PAUL: President Trump expressed his condolences via Twitter. The vice president Mike Pence said a few words in South Carolina ahead of the governor's GOP primary there.


MIKE PENCE, VICE PRESIDENT OF THE UNITED STATES: I express our deepest condolences to the family that lost a loved one in this accident. And I now I speak for everyone all across South Carolina and really people all across America when I say that their family and Katie and Jackie (ph) are in our prayers.


PAUL: Arrington's campaign put out a statement saying she remained humbled and couraged and deeply moved by the outpouring of support.

More than 200 demonstrators marched through the streets of Pittsburgh. This is for the fourth straight night last night. They were protesting against the police shooting of Antwon Rose.


CROWD (shouting): Three shots to the back, how do you justify that? Three shots to the back, how do you justify that?


PAUL: Do you decipher there what they're saying? They are shouting three shots in the back, how do you justify that? A reference to how the teenager was shot and killed earlier this week as he was running away from officer Michael Rosfeld.

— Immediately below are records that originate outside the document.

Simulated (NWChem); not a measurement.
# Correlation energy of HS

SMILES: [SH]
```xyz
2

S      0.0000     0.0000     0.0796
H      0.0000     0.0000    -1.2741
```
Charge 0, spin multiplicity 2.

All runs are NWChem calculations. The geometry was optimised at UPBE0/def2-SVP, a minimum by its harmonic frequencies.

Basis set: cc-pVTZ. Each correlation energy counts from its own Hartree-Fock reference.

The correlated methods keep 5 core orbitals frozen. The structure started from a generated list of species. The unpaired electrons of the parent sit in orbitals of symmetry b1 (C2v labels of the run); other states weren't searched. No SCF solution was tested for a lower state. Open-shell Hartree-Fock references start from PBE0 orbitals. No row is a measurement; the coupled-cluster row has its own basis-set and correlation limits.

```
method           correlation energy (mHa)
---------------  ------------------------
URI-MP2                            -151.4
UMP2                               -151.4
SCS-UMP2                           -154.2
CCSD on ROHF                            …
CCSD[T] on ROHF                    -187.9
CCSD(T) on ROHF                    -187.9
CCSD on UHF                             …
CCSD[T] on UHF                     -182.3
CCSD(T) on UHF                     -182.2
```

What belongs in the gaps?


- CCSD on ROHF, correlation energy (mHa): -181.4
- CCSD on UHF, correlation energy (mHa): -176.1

BLACKWELL: Meanwhile, the protest organizers have made a list of demands and issued a warning to city officials that if they are not met, CNN correspondent Ryan Nobles has details for us.

RYAN NOBLES, CNN CORRESPONDENT: For the fourth straight night, demonstrators took to the streets of Pittsburgh to protest the death of Antwon Rose Jr. A teenager who was shot by a police officer in a neighboring suburb of East Pittsburg.

These protests were peaceful for the most part. There was some tension at certain points but the protests were making it very clear that they want to see swift action in this case. In particular they would like to see the officer involved in the shooting arrested and taken off the streets right away.

They would also like to see the district attorney of Allegheny County step down and recuse himself from the case and hand it over to the state's attorney general. Now they came to the south side of Pittsburgh, a popular entertainment district and shut down the main thoroughfare. Organizers told me it was to make sure that their message was had you heard.


UNIDENTIFIED FEMALE: If Stephen Zappala is watching I'm looking in your eyes and I speak for the city of Pittsburgh. And everybody I speak for -- Antwon Rose's family. You need to step down and remove yourself. So if you don't, this is what will happen all night.

And for our local and elected officials who standby and support this man you will also be put on notice.


NOBLES: At this point the demands of the protesters are not going to be met. The Pennsylvania attorney general has said that that he has no jurisdiction in this case unless it is handed over to him by the district attorney. And the Allegheny district attorney has said that they can handle the case in a unbiased fashion.

Meanwhile, Antwon Rose Jr. is scheduled to be laid to rest on Monday -- Christi and Victor.

BLACKWELL: All right. Thank you so much, Ryan.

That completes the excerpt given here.